The following guest post is by Armand Brahaj, who works on Open Data Albania. He’s also a member of the OKF’s Working Group on Open Government Data.

I had the chance to visit the Transparency Camp in Washington DC this year. The event was organized by the Sunlight Foundation, who invited international activists that were involved in transparency projects all around the world. For two days I followed many interesting open talks and on the third day I decided that I might have something to share as well. I presented a modest topic that dealt with measuring the success of open data projects.

Before I go any further I should let you know a little bit about our project. It all started while I was watching a wonderful speech from Hans Rossling on TED.com a few years ago. I got inspired by the idea that we need more data, and knowledge derived from data, in my country. We have many journals, many TV stations, and a lot of radio stations, but the information which is transmitted by these media to the masses is barely information. The media in my country are often protecting the interests of private businesses, and the news supports or attacks their oponents in the political arena. News focuses on individuals in politics, sometimes describing them as immoral, sometimes as corrupt, sometimes as criminals. But rarely do we get facts, or data, or analyses based on numbers. This was not just my perception: a study showed that 76% of media focused on individuals, with only about 3% on issues. The remaining 21% is a mix of individuals and issues. If you have not guessed by now, my country is in the Balkans and that day I started imagining a project on Open Data Albania.

While trying to raise some funding for the project I managed to chat with a couple of really useful people. The first one was Tony Bowden from mysociety.org. We met in train station, while he was transiting near the city I temporarily live. He mentioned two things that we should improve in our initial project proposal – (good) PR, and risk assessments. Basically he was telling me that before we start a project, we should think about how to avoid failure! Next I spoke with Janet Haven from the Open Society Institute office in Budapest, whose advice was vital to our project. Janet explained to me that the project was good, but that we needed to consider who would make use of the data we publish. Ideally, we should collaborate with NGOs involved in advocacy that might need data we produce, and sometimes dig in the direction they need to bring the facts to light.

As much as this advice looks logical and meaningful, to a guy with a technical backgroud like me these things hadn’t seemed that crucial. Technical people tend to see in front of them a couple of thousand RDF triples stored in repository, with web services that will allow other technical people to reuse them, with mashups, nice API interactivity and anything they can challenge themselves. As much as I wanted our project to “help people”, this was my first conception of it. Many RDFs, some visualisation via Google API and let the community have it. Let them work on it, let them use it, and spread the knowledge!

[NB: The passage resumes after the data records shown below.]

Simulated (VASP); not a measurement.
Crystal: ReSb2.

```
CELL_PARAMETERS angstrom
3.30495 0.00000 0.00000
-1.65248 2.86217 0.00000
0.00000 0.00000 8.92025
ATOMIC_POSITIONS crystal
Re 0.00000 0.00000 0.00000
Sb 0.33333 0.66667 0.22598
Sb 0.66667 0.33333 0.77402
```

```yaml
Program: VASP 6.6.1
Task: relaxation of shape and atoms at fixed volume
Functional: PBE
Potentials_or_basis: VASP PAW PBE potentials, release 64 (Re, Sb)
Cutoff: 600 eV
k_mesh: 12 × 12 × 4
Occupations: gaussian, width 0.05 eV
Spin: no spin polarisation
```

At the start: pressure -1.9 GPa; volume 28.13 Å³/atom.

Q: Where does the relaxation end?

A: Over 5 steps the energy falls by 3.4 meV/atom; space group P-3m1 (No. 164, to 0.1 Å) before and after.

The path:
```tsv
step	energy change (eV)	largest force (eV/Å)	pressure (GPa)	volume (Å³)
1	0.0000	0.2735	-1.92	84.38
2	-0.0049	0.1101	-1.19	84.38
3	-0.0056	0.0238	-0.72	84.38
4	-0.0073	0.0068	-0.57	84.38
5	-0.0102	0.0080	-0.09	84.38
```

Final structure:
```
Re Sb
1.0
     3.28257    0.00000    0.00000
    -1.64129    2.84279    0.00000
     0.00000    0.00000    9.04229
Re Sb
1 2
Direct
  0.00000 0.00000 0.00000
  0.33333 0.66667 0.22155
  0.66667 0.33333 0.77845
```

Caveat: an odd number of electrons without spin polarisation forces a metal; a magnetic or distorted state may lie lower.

I will not go into every detail of what changed after the first proposal. In brief, we focused on journalists and NGOs. If you want to spread information, use channels that already exist, rather than attempt to immediately create new ones. We tried to figure out how could we reach more people with data, and bring more analytical thinking to people. Of course, the medium is the media. Journalists in Albania and in almost every country are required to deliver news fast, and they have little time for investigations and data digging. They lack training in statistics as well. Instead of aiming to achieve a large number of visitors for our website, we decided that we should reach a large number of journalists and NGOs. Will they use our data? They will, of course – if we deliver it in the right form. We started by gathering data and creating brief articles. These articles were given to journalists who can connect the information we provide with socio-economic changes in the society and political reforms linked to our indicators. We did lots of PR and training work as well, and I consider the project successful.

###How do we measure the success of a project!?

Different project types have different metrics. Our project was about spreading data and knowledge while offering the chance to reuse our data based on the Open Linked Data principles.

Most of the people that have a project on the web will instantly ask about page-visitors. We decided that this was irrelevant for our project. We needed to measure with a different metric.

1.Influence

The first question we asked was: Are we influencing critical thinking? Are we having an impact?
In the 6 months of our project we had a median of 1.5 media reports quoting Open Data Albania in their articles. This is what were able to monitor. We were indeed having some influence in the media. Our data was being used. Media was bringing more data and knowledge to their audience.

2.Authority

How far do people believe what we say; trust and rely on our information?
We had a couple of NGOs use our data in advocacy. Some newspapers quoted and used our data to prove politicians wrong. And our data were being quoted by media supporting different political camps.

3.Dependency
In an Open Data project it is quite important how much data you put in the stream, but also how many organizations depend on your work. How far people are relying on your REST service to get data for their websites, and how your work affects operations of other organizations is an important indicator of success.

4.Branding

I‘m not an expert on the power of branding, but every project should aim to create branding that people can easy recognize. Measuring it is also easy in the www era. Enter your project name in Google, for example “Open Data Albania”[ http://www.google.com/search?q=%22Open+Data+Albania%22] and compare the result (the About xxx) with a great project that you know for example “SunLight Foundation”[ http://www.google.com/search?q=%22SunLight+Foundation%22]. You should be able to see and value how well you are doing.

The above metric for measuring success is based on open data projects but I think it can be adapted in other projects as well. It is not all about how much we do, but how much we influence society. Any feedback is welcomed.

I would like to thank Tony Bowden, Janet Haven and Andi Dobrushi for their support for Open Data Albania.